Monday, January 27, 2025

Transformations of Portrait in Smoke




"Not that I remember."

"Did she ever mention any place she'd like to live . . . or go for a vacation? Anything like that?"

Collins leaned back in his chair. He opened a box of cigarettes, selected one, and lit it with an expensive silver desk lighter.  "It's been so long since she left that it's hard to remember," he said exhaling a deep breath of smoke. 

"Did she write you after she left?"

"No," he said, "there was no reason she should."

"Did she say why she was leaving?"

His eyes burned at me hotly, but his face didn't change. The phone rang and he picked it up. He gave several short answers and hung up. He paused for a moment. "She said she was leaving town and that was all," he said finally. 
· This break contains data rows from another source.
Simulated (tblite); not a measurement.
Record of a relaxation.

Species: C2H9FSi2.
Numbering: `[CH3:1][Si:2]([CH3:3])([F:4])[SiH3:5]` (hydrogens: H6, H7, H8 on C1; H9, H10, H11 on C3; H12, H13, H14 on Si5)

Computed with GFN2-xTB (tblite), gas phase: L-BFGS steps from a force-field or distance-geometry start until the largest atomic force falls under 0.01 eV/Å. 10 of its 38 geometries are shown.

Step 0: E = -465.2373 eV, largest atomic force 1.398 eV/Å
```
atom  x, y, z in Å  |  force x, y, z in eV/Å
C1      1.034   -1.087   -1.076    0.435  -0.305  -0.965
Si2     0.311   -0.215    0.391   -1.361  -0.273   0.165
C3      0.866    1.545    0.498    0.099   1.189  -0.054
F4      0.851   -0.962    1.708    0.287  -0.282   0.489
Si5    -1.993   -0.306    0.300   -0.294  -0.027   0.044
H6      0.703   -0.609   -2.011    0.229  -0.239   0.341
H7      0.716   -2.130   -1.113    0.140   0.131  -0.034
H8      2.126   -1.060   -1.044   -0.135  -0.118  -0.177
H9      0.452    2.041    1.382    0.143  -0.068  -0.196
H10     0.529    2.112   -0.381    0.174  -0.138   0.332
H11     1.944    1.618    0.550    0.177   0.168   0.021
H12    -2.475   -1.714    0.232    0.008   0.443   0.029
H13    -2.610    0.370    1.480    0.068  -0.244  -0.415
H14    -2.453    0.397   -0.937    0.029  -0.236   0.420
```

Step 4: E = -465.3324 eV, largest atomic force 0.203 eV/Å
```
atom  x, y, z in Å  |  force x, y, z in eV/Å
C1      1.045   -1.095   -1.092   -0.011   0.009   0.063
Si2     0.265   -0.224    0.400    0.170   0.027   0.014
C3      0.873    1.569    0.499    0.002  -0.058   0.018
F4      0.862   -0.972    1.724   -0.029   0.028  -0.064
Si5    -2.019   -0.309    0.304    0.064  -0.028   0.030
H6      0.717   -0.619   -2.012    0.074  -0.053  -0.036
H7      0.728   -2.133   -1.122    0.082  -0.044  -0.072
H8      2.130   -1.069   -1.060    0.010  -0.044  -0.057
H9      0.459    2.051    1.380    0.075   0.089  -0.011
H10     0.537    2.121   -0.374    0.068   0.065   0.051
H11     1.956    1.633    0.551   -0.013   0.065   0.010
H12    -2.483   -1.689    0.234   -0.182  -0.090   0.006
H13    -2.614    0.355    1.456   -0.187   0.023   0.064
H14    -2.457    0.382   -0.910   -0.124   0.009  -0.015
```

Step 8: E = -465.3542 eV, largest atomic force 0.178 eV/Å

That stopped me. Was this the end of the line? I tried to keep my face and voice steady. "She didn't say why?"

"No." He stopped for a moment and seemed to be listening. "Come to think of it," he said slowly, "I have a feeling it might have been New York."

"Was she a good secretary?"

"Excellent."

"Didn't she ever use you for references."

"Never."

I turned towards the door. "Thanks for your time, Mr Collins," I said. 

His voice didn't change; his face was expressionless. 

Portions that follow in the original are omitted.